Ill. AG's intervention dismisses whistleblower cases against Calif. wineries

Winerack

CHICAGO (Legal Newsline) - Several California wineries avoided whistleblower lawsuits after Illinois Attorney General Lisa Madigan moved to dismiss 28 qui tam cases involving sales tax on shipping charges.

Qui tam cases are civil lawsuits brought by whistleblowers under the False Claims Act. In the wineries' cases, the Wine Institute and dozens of individual wineries were alleged to have failed in collecting sales taxes on shipping charges for wine shipped to Illinois customers.

The wineries claimed that by offering online purchasers the option to decline shipping and take delivery at the vendor’s location, they were not liable for tax collection on shipping charges. This stance was supported by a letter from the Illinois Department of Revenue.

Attorneys from Reed Smith, which represented the wineries, filed a request with Madigan to have the case dismissed. The Attorney General's Office can file a motion to dismiss any case in the court system at her individual discretion.

The courts almost always defer to the prosecutorial discretion of the state, and did so in this case, the firm said.

“They can file a motion to dismiss and they don’t really need a basis for that motion,” said Adam Beckerink, attorney at Reed Smith.

But in this case, Madigan did offer a rationale for the dismissal.

“They did say to the court that the reasons for the filing of the motion was, one, that the wineries proved to them that they offered the pick-up option, or, two, that the cases were so de minimis in the amount of taxes that would have been collected,” Beckerink said.

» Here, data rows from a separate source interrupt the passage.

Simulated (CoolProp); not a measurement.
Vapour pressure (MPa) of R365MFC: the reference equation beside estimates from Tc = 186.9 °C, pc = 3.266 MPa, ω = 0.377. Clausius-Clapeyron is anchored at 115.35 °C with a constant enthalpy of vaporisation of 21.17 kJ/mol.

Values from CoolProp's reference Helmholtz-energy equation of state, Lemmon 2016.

This is not the first time Illinois courts have addressed the issue of taxation as it relates to shipping charges. In Keen v. Wal-Mart Stores, Inc. the Illinois Supreme Court determined that in an online sale creates an inseparable link between the sale and the delivery, and therefore, delivery charges were taxable.

This decision stood in direct opposition to Department of Revenue regulations that said a separately stated shipping charge is separately negotiated and is not taxable as long as it reflects the actual cost of shipping.

To resolve this conflict, the Department sent its Second Notice of Proposed Rulemaking to the Joint Committee on Administrative Rules. The Department proposed a retroactive amendment that stated that if shippers offered a pick-up option, they would incur no liability under the regulation and provided clearer guidance on when and how taxes needed to be calculated.

If the Joint Committee on Administrative Rules accepts the proposed changes, it will create a safe harbor both for taxpayers who calculated their taxes relying on the Keen decision and for those who calculated based on the new decision.

“The fact that the Department had to go through the process of filing the second notice is a great indicator that these tax cases should not be prosecuted under the FCA,” Beckerink said.

The dismissal of these 28 cases does not put an end to all litigation for wineries, however. These were only a small number of the several hundred qui tam cases pending in the state.